Slow Data Display

Hello,

I am new to streamlit and coding in general and I’m working on a custom app to display some of our organization’s data. The app I’ve created works, but it is very slow and zooming in and out and other interactive features are very time consuming. I think this can be solved with caching but I’m not sure how to integrate that into my current app. Any help would be great!

import streamlit as st
import altair as alt
import pandas as pd
import erddapy
from vega_datasets import data

Connect to ERDDAP

st.title(‘SWOT Prawler Data’)
e = erddapy.ERDDAP(‘http://heron.pmel.noaa.gov:8080/erddap’, protocol=‘tabledap’)
e.dataset_id = ‘TELON001_PRAWC_N001’ # Data Set to Use

Pull Data from ERDDAP

dfp = e.to_pandas()
dfp[‘time (UTC)’] = pd.to_datetime(dfp[‘time (UTC)’])

Create a subset of the datas

sub = dfp.loc[:,[‘time (UTC)’, ‘SB_Depth’, ‘SB_Temp’, ‘SB_Conductivity’, ‘wetlab_Chlorophyll’]]
source = sub
brush = alt.selection(type=‘interval’)

#dropdown to select y-axis
option = st.selectbox(
‘Select a Dataset’,
[‘SB_Temp:Q’, ‘SB_Conductivity:Q’, ‘Optode_Dissolved_O2:O’, ‘wetlab_Chlorophyll:Q’])
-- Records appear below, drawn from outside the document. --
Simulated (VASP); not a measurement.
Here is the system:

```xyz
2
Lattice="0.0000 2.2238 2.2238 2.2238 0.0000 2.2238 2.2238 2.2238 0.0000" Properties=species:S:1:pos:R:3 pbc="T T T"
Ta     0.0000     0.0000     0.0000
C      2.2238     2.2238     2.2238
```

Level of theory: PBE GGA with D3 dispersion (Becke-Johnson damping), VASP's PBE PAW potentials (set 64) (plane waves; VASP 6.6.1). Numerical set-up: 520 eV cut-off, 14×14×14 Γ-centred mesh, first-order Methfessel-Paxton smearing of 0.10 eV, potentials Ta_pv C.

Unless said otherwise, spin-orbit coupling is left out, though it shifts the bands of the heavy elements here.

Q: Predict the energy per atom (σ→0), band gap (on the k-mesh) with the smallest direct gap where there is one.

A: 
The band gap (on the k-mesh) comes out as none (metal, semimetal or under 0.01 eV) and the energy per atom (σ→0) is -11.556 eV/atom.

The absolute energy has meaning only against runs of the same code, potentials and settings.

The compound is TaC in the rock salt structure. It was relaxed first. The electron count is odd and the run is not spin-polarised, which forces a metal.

#top panel to plot the data

c = alt.Chart(
source,
title=“SWOT Prawler Data”
).mark_circle(size=30).encode(
x=alt.X(‘time (UTC):T’, scale=alt.Scale(
clamp=True, padding=10)
),
y=alt.Y(‘SB_Depth:Q’,axis=alt.Axis(title=‘Depth (m)’),
scale=alt.Scale(zero=False, padding=5, domain=[500,0])),
color=alt.condition(brush, option, alt.value(‘lightgray’))
).add_selection(
brush

).properties(
width=700,
height=300
)

#2nd chart
second = alt.Chart(
source,
title=“Zoomed in Plot”
).mark_circle(size=30).encode(
y=alt.Y(‘SB_Depth:Q’, sort = “descending”),
color=alt.Color(option, sort = ‘descending’, scale=alt.Scale(scheme=“redblue”)),

x='time (UTC):T',
	tooltip=[
	alt.Tooltip('time (UTC):O', title='Datetime'),
	alt.Tooltip('SB_Depth:O', title='Depth'),
	alt.Tooltip(option, title=option)
]

).transform_filter(
brush
).properties(
height=500, width=700
).interactive()

c & second

Hey @drdevereaux,

Welcome to the forum :wave:

I’m getting timeout’s from ERDDAP when I run your code so I wasn’t able to test it fully, but here’s an example gist that moves the e.to_pandas() code into a cached function. That should be enough to get you the speedup that you need.

Possible tweaks to the parameters of the @st.cache() call might be needed but I wasn’t able to run it to check.

Thanks so much for taking the time to look at this! This works on my end and gives me a much better idea of how to integrate caching for future streamlit projects. I appreciate the help!